China’s First Collaborative Craft Beer

China, while I’m not a fan of their global dominance in manufacturing, I always appreciate a country coming into its own with craft brewing.

As China’s craft beer market begins to take flight, two brewers have teamed up to produce the country’s first collaborative craft beer: Yunnan Amber, a beer that infuses southwestern Yunnan province’s dianhong black tea with domestic and imported hops.


Carl Setzer of Beijing’s Great Leap Brewing joined forces with Michael Jordan of Shanghai’s Boxing Cat Brewery after they both attended San Diego’s Craft Brewing Conference last May. “Carl and I have known each other for a while, as the brewing circles in China are pretty small,” Mr. Jordan said. “We saw these collaboration brews happening between U.S. brewers and decided we should do one ourselves.”

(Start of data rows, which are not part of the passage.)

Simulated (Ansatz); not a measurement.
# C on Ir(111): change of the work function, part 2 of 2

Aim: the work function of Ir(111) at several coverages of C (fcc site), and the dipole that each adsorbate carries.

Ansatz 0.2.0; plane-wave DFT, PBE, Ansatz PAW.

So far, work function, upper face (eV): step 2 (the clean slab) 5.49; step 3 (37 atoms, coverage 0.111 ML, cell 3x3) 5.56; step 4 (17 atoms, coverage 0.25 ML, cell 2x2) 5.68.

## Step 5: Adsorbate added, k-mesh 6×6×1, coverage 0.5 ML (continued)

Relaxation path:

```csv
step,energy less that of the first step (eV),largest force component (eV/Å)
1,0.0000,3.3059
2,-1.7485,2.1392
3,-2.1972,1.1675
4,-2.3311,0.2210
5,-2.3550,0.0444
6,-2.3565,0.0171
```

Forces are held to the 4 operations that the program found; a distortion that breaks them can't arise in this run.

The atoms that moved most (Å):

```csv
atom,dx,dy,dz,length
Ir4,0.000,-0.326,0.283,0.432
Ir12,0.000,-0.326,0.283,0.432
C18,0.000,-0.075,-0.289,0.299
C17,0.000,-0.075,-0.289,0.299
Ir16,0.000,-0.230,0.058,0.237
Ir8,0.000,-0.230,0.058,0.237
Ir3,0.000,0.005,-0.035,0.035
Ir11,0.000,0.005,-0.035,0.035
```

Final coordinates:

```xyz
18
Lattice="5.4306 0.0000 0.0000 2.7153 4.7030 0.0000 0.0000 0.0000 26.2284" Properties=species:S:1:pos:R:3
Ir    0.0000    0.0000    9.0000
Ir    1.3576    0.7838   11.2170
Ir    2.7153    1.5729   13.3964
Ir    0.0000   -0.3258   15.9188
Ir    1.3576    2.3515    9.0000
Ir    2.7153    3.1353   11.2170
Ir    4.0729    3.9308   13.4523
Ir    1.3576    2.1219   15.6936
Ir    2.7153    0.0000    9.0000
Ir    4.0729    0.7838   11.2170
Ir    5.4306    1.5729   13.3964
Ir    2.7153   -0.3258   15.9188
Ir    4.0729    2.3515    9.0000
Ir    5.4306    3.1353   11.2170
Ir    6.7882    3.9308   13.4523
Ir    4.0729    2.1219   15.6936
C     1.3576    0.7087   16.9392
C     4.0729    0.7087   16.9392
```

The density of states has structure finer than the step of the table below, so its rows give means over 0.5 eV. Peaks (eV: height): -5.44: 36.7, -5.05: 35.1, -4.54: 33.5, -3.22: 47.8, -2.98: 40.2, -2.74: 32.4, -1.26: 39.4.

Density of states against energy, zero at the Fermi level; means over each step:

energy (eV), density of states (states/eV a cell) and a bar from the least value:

The pair began trading ideas, recipes and brewing techniques and eventually chose to make an amber — an ale that is amber or reddish in color — because it was a style of beer both brewers were familiar with producing. They also checked in with a Beijing-based tea consultant, who recommended that they infuse it with dianhong tea, a strong-flavored, red-hued black tea whose floral aroma some liken to tea from India’s Assam region. Mr. Setzer noted that the tea is  ”distinct enough to come through all the other flavors in the beer.”


When the time came to start brewing, Mr. Setzer traveled to Shanghai, where he and Mr. Jordan worked on their new creation at Boxing Cat’s brewing facility. Mr. Setzer already had two years’ experience working with tea in beer – something Mr. Jordan wanted to learn more about — and together they employed a process in which they steeped the beer in the tea for five days.


The duo brewed 1,000 liters of the limited-edition amber, which is currently available at Boxing Cat for the next six to eight weeks and was yesterday launched at Great Leap, where it will be served for about two weeks or as long as supplies last.


Though some might be skeptical of tea-infused beers, Mr. Jordan says the result is smooth and drinkable, with light hops that “allow the tea to come through” and a “floral presence in the finish.”


Meanwhile, Mr. Setzer said the beer “achieves exactly what we wanted. It has very distinct characteristics of Boxing Cat style, with Great Leap aspects as well.”


He added, “We’re able to bring a little bit of Great Leap to Shanghai, and a little bit of Boxing Cat to Beijing.”


As for what’s next, the two plan to team up again in the future. They’re already eyeing a collaboration beer each season, and say that they’re always on the lookout to collaborate with other craft brewers.


They do have one proviso, however.


“If you’re not friends, you will not collaborate well,” Mr. Setzer said. “It’s like having too many chefs in kitchen.”

So how do you feel?  Are you for China joining (and potentially taking over) the craft beer market, or do you prefer western dominance?